U.S. economic growth may return to the slowest pace since the third quarter after accelerating in the fourth quarter on the strongest consumer spending in four years, according to Pacific Investment Management Co.’s Richard Clarida.
“The first quarter does look very strong — the question is, as we move into 2012, does the economy taper back to 2 percent growth?” said Clarida, a strategic adviser at the world’s biggest bond fund manager, during an interview on Bloomberg Television’s “Surveillance Midday” with Tom Keene. “I think that we revert back down into the 2s in the second half of the year.”
U.S. payrolls had the smallest gain in four months as bad weather prevented more than 800,000 Americans from going to work during the January survey week, the Labor Department said today.
“If these numbers stay low, then that means that the amount of economic growth we get will be held back by a slower labor force,” said Newport Beach, California-based Clarida, 53.
The world’s largest economy expanded in the fourth quarter of 2010 at a 3.2 percent annual rate, as consumer spending climbed by the most in more than four years, according to Commerce Department figures released on Jan. 28. For all of 2010, the U.S. economy expanded 2.9 percent, the most in five years, after shrinking 2.6 percent in 2009.

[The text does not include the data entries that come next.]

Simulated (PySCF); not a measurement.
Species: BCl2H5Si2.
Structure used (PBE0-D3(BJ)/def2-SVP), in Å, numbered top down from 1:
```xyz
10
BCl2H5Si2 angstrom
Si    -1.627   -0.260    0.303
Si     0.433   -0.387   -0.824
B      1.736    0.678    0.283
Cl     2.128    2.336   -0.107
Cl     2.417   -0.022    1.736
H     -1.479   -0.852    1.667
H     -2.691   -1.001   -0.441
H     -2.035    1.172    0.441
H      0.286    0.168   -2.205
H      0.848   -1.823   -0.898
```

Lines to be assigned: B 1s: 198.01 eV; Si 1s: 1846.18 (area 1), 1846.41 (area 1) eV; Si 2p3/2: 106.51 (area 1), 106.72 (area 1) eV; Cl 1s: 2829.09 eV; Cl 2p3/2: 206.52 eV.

Federal Reserve Chairman Ben S. Bernanke is among policy makers still concerned the pickup in growth is failing to revive the labor market quickly, one reason why the Fed said it will continue a plan to add another $600 billion into the economy.
Federal Reserve Bank of Minneapolis President Narayana Kocherlakota said yesterday the U.S. economy faces “major headwinds,” and that unemployment “is likely to be higher than 8 percent as late as the end of 2012.”